Point Blank Perspective is a blog addressing common places, events, and experiences that we encounter in life.  These are described in a column-style with a blunt and one hundred percent upfront attitude.


There are many milestones that you encounter while in college: the first time you deem a banana and a handful of pretzels a suitable dinner, the first time you try to fit two people in a twin bed (though this may come before college for some), the first time you fail a class, the first time you have to do your own laundry and pray that ‘cold for everything’ advice your mom gave you really does work, making your own doctor’s appointment (that one is especially terrifying).  But one of my favorites so far is moving into your first apartment.

As if the dorms were equally traumatic for all of us that first mandatory year of college–funny how that works–it seems that everyone I know, ranging from best friends to brief acquaintances that I squint at to try and recall their name or maybe the color of their backpack in hopes that might trigger some memory of how I know them, moved into their first apartments the same time that I did.  On my walks to and from work or meetings or the grocery store–the luxuries of not owning a car–I have encountered several classmates from my first year at college squatting on their newly rented porches or stoops or struggling to move a three-seater couch with gawdy rose prints and an unusual coloring acquired from their grandmother (the previous owner) who has smoked for fifty years up three flights of stairs too narrow to even fit a broad-shouldered man.  But wouldn’t you know it? We’re all practically glowing with pride to have our own addresses now.

I’m completely guilty of this–momentarily laughable, but with time, nostalgic–pride in my own, as so many have thoughtfully worded it, ‘quirky and cozy’ first apartment. I live in an attic, you see.  Really, it’s the second story of a house that most likely was only meant to have a second story in the 40s when people were shorter. I have delivered several ‘watch your heads!’, like an airline stewardess on a 3-across puddle jumper, as my guests come up the stairs and realize just how dramatically the ceilings slant. I’ve considered painting those yellow lines along the floor of the middle of each room of my apartment so that friends and family know when they’re straying too far from the center of the room and risk hitting their heads on the impending roof.  You know, the same lines they paint outside classroom doors in Elementary schools where kids haven’t quite learned where to stand? Precisely those.

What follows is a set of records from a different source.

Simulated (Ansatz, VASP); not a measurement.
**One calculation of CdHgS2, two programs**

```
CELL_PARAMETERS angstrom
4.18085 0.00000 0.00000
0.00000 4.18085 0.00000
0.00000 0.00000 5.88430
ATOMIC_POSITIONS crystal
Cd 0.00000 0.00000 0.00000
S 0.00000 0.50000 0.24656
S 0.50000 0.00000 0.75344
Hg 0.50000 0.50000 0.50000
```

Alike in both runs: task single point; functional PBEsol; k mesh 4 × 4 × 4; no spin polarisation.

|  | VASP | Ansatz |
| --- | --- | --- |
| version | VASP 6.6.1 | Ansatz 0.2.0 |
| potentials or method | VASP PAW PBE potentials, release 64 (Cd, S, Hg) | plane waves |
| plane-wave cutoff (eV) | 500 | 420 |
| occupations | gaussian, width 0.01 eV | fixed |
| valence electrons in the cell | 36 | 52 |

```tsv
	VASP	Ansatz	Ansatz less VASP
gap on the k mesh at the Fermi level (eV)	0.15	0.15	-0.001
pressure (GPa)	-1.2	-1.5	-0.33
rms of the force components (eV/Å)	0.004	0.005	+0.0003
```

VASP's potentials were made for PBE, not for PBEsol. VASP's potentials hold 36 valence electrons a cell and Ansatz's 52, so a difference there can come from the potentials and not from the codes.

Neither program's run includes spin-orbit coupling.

I love to cook, so I try and use that as an incentive for people to look past my hobbit-sized home. I keep my naturally loud volume of speech especially high during these culinary times, to talk over the ruckus of my oven, banging its arthritic fists against the crooked racks so loud it sounds like it’s going to blow up (this only happens above 350 degrees though, I don’t see what the fuss is about). So I’ll seat people at my kitchen bar (it’s in the tallest part of the house) and hope they don’t get up to get themselves a glass of water. My faucet works great! It’s new! However, it’s best suited for the dyslexic or those that aren’t used to indoor plumbing and therefore don’t have ‘cold on the right and hot on the left’ ingrained in them yet. I believe in keeping things interesting and going with the flow (of which is strong with my backwards faucet, thank you very much).

Luckily my heater works stupendously, like a trusty little engine that could. I know this because I haven’t touched my heater since moving in, due to the summer heat, and every night I hear it crackle against my baseboards. One evening I was in my bedroom and there were two squirrels chittering in a tree outside my kitchen–I didn’t know this truth until getting up to check–and I genuinely believed the noise to be my heater. While some might find this concerning, I prefer to think of it as an added element to the symphony that my apartment conducts for me quite consistently. Not to be out-shone by the heater, my door frames tap their fingernails against the pine beams and I have to convince myself, nightly, that it’s not a rapist or ET, a certain fear from my childhood, finally coming to get me. It’s just my old apartment trying to make enough noise to get me to move out so it can finally retire to a dilapidated state its age deserves.

I’m not the only one that wants to show off their first pride and joy. Some friends of mine, one a regular croucher on his porch, update me on their ‘project’ home, complete with recreational mementos of unsavory activities and weapons stowed in unusual places. They love it there and describe their cleaning processes with beaming faces. Another friend of mine has to use a chair in his shower because the ceiling juts out at a corner–old piping you know–creating enough space for someone of approximately 4’10 to cleanse themselves.  He’s 6’3.

Luckily, the landmark of renting your first apartment comes when you are old enough to remember all of the oddities and important, though humorous, details for the rest of your life. Any sooner and immaturity might block out a few of the really good nooks and crannies of this memory. Any older and you just might not put up with everything that comes with an imperfect first apartment.

Although, no matter how young I was I don’t think I ever would have forgotten everything about my first apartment.  Especially the irony I felt settle on me like petals on the wind while standing in my new living room, shelving my copies of V.C. Andrews’ Flowers in the Attic series. As long as rat poison, somewhat questionable romantic decisions or an abusive Grandmother doesn’t show up in my story too, then I’m perfectly fine with living a Dollanganger life for the time being.